Behind The Scenes

ESPN commentators share long ball memories in advance of Home Run Derby

Cincinnati's Todd Frazier after winning the 2015 Home Run Derby on ESPN.  (Allen Kee/ESPN Images)
Cincinnati’s Todd Frazier made sweet memories of his own by winning the 2015 Home Run Derby on ESPN. (Allen Kee/ESPN Images)

Tonight’s 2016 T-Mobile Home Run Derby begins at 8 p.m. ET on ESPN with Sunday Night Baseball analysts Aaron Boone and Jessica Mendoza – who continues to break new ground in sports media, as she becomes the Derby telecast’s first female analyst – in the booth, joined by veteran Home Run Derby voice Chris Berman.

ESPN’s MLB analyst Dallas Braden and insider Tim Kurkjian will be part of the Baseball Tonight presented by T-Mobile team joining host Karl Ravech and analyst Eduardo Perez. The crew will contribute commentary from a second set inside the stadium with reporter Pedro Gomez on the field.

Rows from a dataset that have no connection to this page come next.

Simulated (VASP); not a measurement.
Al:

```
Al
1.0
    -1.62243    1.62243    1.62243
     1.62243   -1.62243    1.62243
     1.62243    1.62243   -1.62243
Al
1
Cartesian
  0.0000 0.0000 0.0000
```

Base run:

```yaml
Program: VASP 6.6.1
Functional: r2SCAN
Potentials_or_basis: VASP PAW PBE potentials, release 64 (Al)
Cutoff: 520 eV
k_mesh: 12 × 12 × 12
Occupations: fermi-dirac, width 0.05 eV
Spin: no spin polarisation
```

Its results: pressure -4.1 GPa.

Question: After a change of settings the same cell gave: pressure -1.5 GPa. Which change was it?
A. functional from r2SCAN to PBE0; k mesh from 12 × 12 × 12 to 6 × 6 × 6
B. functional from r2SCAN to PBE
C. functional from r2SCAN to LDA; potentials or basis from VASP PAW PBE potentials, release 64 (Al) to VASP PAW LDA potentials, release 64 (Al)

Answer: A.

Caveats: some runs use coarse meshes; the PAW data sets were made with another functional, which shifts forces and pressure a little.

MLB analyst Chris Singleton will be in the ESPN Radio booth with play-by-play commentator Jon Sciambi for both tonight’s Home Run Derby and tomorrow’s 87th MLB All-Star Game presented by MasterCard.

In advance of the Derby, Front Row spoke with a few ESPN commentators about some indelible, long ball memories.

Aaron Boone on his most memorable home run as a player (excluding the 2003 ALCS):
It’s 2003 and I’m about two weeks into my Yankee career after being traded there at the deadline. We were in Baltimore and I came up in the ninth inning. We were down by a run and I hit a three-run homer close to the foul pole. I see it go fair by about ten feet so I start into my trot. I look back and the third base umpire calls it foul. I knew it was fair. I went from first base directly across to the third base umpire and lost my mind. He conferred with the other umpires and they called it fair. In the end they got the call right and it felt like a big relief to me. It helped me get going a little bit in my Yankees career.

Dallas Braden on the most memorable home run(s) he gave up as a pitcher:
The most memorable home runs I gave up as a pitcher were on August 12, 2007, against the Detroit Tigers. Magglio Ordóñez gave me a terrible early birthday present. He hit two home runs off me in the same inning which undoubtedly led to me being sent down on my 24th birthday the next day. I was forced to watch the entire game in the clubhouse. Happy birthday to me.

Tim Kurkjian on the most memorable home run he’s covered:
The most memorable home run I ever covered was Joe Carter’s walk-off for the Toronto Blue Jays in the 1993 World Series. I was sitting in the press box just beyond the left field fence. As soon as it was hit, I thought two things: the World Series is over, and this ball is going to hit me right in the chest. It came up several feet short, thank goodness. But it was a thrill of a lifetime. It was only the second walk-off homer ever to end a World Series.

Chris Singleton on the most memorable home run he’s seen as an analyst:
David Freese’s walk off home run in Game 6 of the 2011 World Series was epic! The St. Louis Cardinals came from behind to beat the Texas Rangers in eleven innings. Joe Buck was on the call and said “. . . and we’ll see you tomorrow night.”